Kids like to move. A lot. They aren’t good at sitting still for long periods of time and they certainly can’t focus while trying not to squirm out of their seats. But sometimes, focus is required. Holding still and really soaking up the information being shared with them is a lot easier when they can keep their hands busy. By releasing some energy, they can focus on the task at hand.
For us, the problem was read alouds. My kids would squirm and wiggle during the ENTIRE chapter. I would scold them and they would again try really hard to hold still. But it just wasn’t as easy as you would think. So I set out to find read aloud activities for middle schoolers that would help them concentrate quietly.
I was super happy to find that I didn’t need a fancy chair or gadget to help my kiddos. In fact, I already had most several items that could help them. I just hadn’t been using them efficiently.
I’ve partnered with Oriental Trading to bring you some fresh ideas to keep hands busy.
Read Aloud Activities for Middle School Kids who JUST Can’t Hold Still
The craze has swept the nation by now and fidget spinners are changing classrooms everywhere. The quiet gadget allows students to release some of their pent-up energy by spinning the small toy using their hands. There are several designs and styles and any one will work.
When kids struggle to sit still and listen, my go-to method is to give them food. When there’s food in front of them, they can focus on what’s being read while they eat. I often choose to read from our history books during lunch. Not only does it keep the lunch-time bickering at bay, but it kills two birds with one stone, as well.
Adult Coloring Books:
My kids LOVE to color. The problem was, by the age of 10, they think they are “too cool” for coloring books. And I’ll admit, being in 5th grade and coloring out of a Mickey Mouse coloring book may seem babyish. But when I introduced adult coloring books, they went wild! The detailed pages require focus, unlike normal coloring books. Paired with their own set of Sharpie’s, my kids love their “grown-up” coloring books.

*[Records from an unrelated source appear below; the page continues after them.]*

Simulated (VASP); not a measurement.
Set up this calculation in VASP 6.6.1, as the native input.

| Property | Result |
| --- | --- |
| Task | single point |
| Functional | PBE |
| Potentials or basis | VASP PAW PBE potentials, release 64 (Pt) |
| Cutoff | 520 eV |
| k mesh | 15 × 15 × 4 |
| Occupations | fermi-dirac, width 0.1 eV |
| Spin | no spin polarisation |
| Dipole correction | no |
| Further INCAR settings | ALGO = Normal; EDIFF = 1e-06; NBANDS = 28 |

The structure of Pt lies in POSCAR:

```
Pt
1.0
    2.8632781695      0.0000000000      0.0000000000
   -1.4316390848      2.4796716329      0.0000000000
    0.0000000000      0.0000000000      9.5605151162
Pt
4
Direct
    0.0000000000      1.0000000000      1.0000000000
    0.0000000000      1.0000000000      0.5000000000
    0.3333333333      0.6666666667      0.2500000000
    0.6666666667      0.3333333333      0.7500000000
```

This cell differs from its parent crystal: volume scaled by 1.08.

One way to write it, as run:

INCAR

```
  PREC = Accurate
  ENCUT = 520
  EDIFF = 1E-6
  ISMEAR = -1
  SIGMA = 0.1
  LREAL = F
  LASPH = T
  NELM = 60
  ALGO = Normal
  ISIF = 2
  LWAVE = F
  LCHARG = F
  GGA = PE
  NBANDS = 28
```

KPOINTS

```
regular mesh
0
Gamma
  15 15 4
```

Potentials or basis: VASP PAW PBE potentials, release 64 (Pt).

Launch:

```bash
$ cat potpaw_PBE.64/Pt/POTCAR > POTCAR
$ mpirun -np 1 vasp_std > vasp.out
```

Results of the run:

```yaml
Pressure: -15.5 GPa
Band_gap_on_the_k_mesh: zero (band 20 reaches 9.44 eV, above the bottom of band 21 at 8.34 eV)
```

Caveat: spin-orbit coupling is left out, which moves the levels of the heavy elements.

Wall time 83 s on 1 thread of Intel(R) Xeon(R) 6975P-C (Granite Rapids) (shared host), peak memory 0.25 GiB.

My kids love slime. They love watching YouTube videos about it, they love making it and they love playing with it. During read-alouds, they can squish it between their fingers, stretch it, squeeze it or do whatever they wish. My kids love adding beads, pompoms and glitter to their slime, so this gives them a few extra items to indulge their senses into.
Washi Tape Art:
I had never even heard of washi tape until a few years ago when I started bullet journaling. As soon as I had a few rolls, my kids tried claiming them as their own. Instead, I bought a few rolls for them to use during read alouds. They love decorating their notebooks or making fun designs on their papers. For about a dollar per roll, washi tape is the perfect read aloud activities for middle schoolers and beyond.
My kids had recently been asking about calligraphy so I was super excited to try it out during our read-aloud. The first day that I busted out our new set, we were studying the Declaration of Independence. This was perfect as my kids spent the entire time working on their “John Hancock.” By the end of our lesson, my kids will have handwriting as gorgeous as Mr. Hancock himself!
As a writer, I’ve always felt the need to doodle when listening intently. If I don’t have a pencil in my hand during church sermons, I tend to get lost in my own thoughts, chasing each squirrel that crosses my mind. Doodling has a way of keeping me alert and grounded. Back in my school days, I simply doodled whatever I could think of but today there are amazing resources to help you create gorgeous doodles.
Legos, Blocks, Zoob, etc:
Building with your hands helps to navigate your energy into something productive. With several different options, there’s a building toy that’ll fit every family. We love Zoob, Legos and Bristle Blocks. I’ve found that building blocks are one of the most perfect read aloud activities for middle schoolers because they can create something new each and every time. They’re also great for when you have a LOT of reading to get done. Sometimes, I can get through 5 chapters in our storybook while the kids play happily with their blocks.
There’s something so relaxing about squeezing a stress ball. All ages enjoy them and there are hundreds of designs on the market, so even middle schoolers won’t argue about using one. I’ve found stress balls to be a great tool for studying, concentrating on read alouds and keeping your hands to yourself on car rides.
Kids love to get messy and paint is the perfect way to make that happen. Set out a few paint colors, brushes, canvas or paper and have them dress in old clothes. You can instruct them to paint a scene about what you’re reading to them or allow them to choose what they want. My kids love art lessons using Masterpiece Society Studio. Either way, it’s a great idea to knock out art while you’re focusing on another subject.
Air Dry Clay:
Clay isn’t just for little kids. Older kids will enjoy working with Air Dry Clay and they will even have a masterpiece to keep after they’ve completed it. Try giving your kids a challenge like “Create George Washington” to go along with your stories. Clay is also a great tool to simply be molded mindlessly, while they keep their attention on the teacher.
Getting kids to listen and concentrate doesn’t have to be hard. Simply give them instructions to do a specific stretch until you say to switch. Then they can start on the next stretch. Stretching is a great way to allow kids to move around a bit while exercising both their body and mind.